They are sensitive to having their decisions, awards and orders challenged for lack of an opportunity on the part of a party to present its case or lack of mutual consent by the parties to the process that is being ordered by the arbitrator. Arbitrators are reluctant to emphasize controls over costs and time unless there is mutual buy-in from the disputing parties and their counsel.
That result is not surprising, because the arbitrators are selected once the dispute is crystalized. And the work product that arbitrators produce is really only subject to attack for either lack of consent or lack of due process in some form or another. So, they are extremely sensitive to those concerns.
That is the environment within which most arbitrations today take place. But there is also a broader environment that is worth thinking about as well.
International arbitration has been very successful. It has grown during our professional lives. It has grown deeper in those jurisdictions where arbitration has always been welcomed. So, illustratively, it is not unusual today to find more than just counsel from New York, Washington, Boston, San Francisco or Chicago. We might find counsel from Atlanta, Miami, Cincinnati and etc. Those counsel, of course, do not spend the entirety of their time on international arbitration, unlike the speakers at this event. Those counsel may spend only a relatively small portion of their professional time on international arbitration.
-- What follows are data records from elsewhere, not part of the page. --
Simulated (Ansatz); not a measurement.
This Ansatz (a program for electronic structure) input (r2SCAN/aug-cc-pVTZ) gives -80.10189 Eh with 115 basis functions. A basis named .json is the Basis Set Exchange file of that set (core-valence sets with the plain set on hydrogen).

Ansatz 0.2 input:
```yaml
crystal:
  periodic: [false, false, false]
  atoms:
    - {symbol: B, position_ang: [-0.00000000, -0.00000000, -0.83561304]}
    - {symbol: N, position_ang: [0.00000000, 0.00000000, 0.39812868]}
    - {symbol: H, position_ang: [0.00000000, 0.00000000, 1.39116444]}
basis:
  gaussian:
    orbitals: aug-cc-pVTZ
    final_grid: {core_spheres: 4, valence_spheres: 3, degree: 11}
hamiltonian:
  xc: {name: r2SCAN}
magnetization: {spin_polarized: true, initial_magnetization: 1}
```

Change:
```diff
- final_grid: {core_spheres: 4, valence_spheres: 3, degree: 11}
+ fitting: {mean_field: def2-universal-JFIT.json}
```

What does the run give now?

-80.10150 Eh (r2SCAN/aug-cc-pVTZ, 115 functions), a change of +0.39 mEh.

Similarly, international arbitration has grown broader. Where, once upon a time, there were a limited number of countries that were seen as arbitration-friendly, today the range of countries that now accept international arbitration, particularly commercial arbitration, has grown dramatically. We now see very active arbitration communities in Korea, China, Chile, Nigeria, Serbia, Mexico, etc. where once upon a time we only saw it in England, France, Germany, Belgium etc. More recently, the United States – we are in fact relatively new entrants into the world of international arbitration. It is worth recalling that the New York Convention was finalized in 1958, but the United States did not accede to it until 1970. So, we are relative newcomers here in the U.S.
Broader and deeper.
The effect of the success of international arbitration growing broader and deeper means that there are a lot of new entrants into the world of arbitration, particularly among counsel who do not spend the entirety of their time on international arbitration. Indeed, they may only spend a relatively small period of time during their professional lives on arbitration, one case a year or something like that.
It is not surprising, then, that counsel of that nature will bring into arbitration their national preconceptions – how litigation is undertaken in their national courts. Like turtles carry shells on their back, they bring those preconceptions into the disputes. Those preconceptions carry with them a fair amount of procedural activity. The famous “Americanization” of international arbitration is one example of this. Think about motion practice, document production, highly adversarial processes, challenges to arbitrators. That is a reflection of the litigation environment in the United States. But “Americanization” is part of globalization – there is no reason to think that, for example, Brazilian counsel, Chinese counsel, Korean counsel or Nigerian counsel will not also bring into their arbitral tribunals their own preconceptions about how disputes are resolved in the forums they are most familiar with, their own national courts.
So, four disputing parties and transaction parties, four sets of counsel, and globalization producing deeper and broader access to international arbitration. It is no surprise that the cost and duration of arbitration have grown substantially over the decades as these tectonic shifts have played out. Nor is it a surprise that arbitration increasingly resembles national litigation, with the particular resemblance depending on the identity of the participants in the particular arbitration. And, as we well know, at least 80% of the out-of-pocket costs and expenses of arbitration are attributable to counsel and expert expenses, not to the arbitral institution and the arbitrator.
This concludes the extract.